At that moment there is often real clarity about why.
Yet in time, customers ask for things that the business can do, but are not aligned with the business purpose. Their consistent requirements and sometimes the incapability to meet them makes one question the selected business model.
You do what your customer asks because you can and because it means you can make some money you might otherwise forego, the cornerstone of the business model developed.
Then another slightly different request arrives that takes things further away. A few years of that and the core purpose of the business can become confused, or even lost.
Does it matter? You are still making money after all. Or are you?
When I started my business we had a clear purpose, but ‘opportunities’ came along and over time that purpose shifted.
I found I was no longer working on things that gave me joy. My customers felt that I was no longer the ‘heart and mind’ behind their work and gradually they drifted away.
I began to analyse what actually happened and found that every business operates according to a set of protocols and practices that create value.
Those processes link knowledge, skills and experience of the people in the business teams, to their work.
My mistake led me to develop a way of documenting and analysing the business model. It gives business owners real clarity about what they seek to do and to achieve.
A powerful business model is consistent and coherent. A well-designed strategy takes the business forward by purposefully designing a better business model for the future of the business.
I am not suggesting that a business that has evolved off-purpose is necessarily a bad business, but it is not the best business it could be.
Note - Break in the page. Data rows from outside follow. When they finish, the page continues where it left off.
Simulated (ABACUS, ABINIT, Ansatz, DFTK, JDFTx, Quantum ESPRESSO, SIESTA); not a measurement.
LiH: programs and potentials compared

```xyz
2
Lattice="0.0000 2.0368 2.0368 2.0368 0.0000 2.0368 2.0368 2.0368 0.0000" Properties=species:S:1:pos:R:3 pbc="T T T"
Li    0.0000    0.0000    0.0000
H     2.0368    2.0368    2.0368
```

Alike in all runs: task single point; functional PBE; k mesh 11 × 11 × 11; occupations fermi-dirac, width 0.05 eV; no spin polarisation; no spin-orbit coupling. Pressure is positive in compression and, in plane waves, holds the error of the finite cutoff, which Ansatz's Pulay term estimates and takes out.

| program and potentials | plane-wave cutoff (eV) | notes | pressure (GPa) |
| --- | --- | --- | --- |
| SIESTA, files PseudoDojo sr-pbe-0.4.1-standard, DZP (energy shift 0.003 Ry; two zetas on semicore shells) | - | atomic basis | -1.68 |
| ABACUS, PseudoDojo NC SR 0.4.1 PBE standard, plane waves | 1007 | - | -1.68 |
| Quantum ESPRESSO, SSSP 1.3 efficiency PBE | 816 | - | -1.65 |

Elements of it will be mediocre.
That is why reconnecting with your business model and its core identity is powerful.
Doing so requires being honest about some of the wrong turns taken along the way.
Use those mistakes to learn how to avoid repeating them, and creating a better future than the past.
As a result of learning how to understand my own business model made me much better at understanding and analysing how other models work.
The right questions to ask when given sufficient thought, really do provide insights to a business and can make a big difference.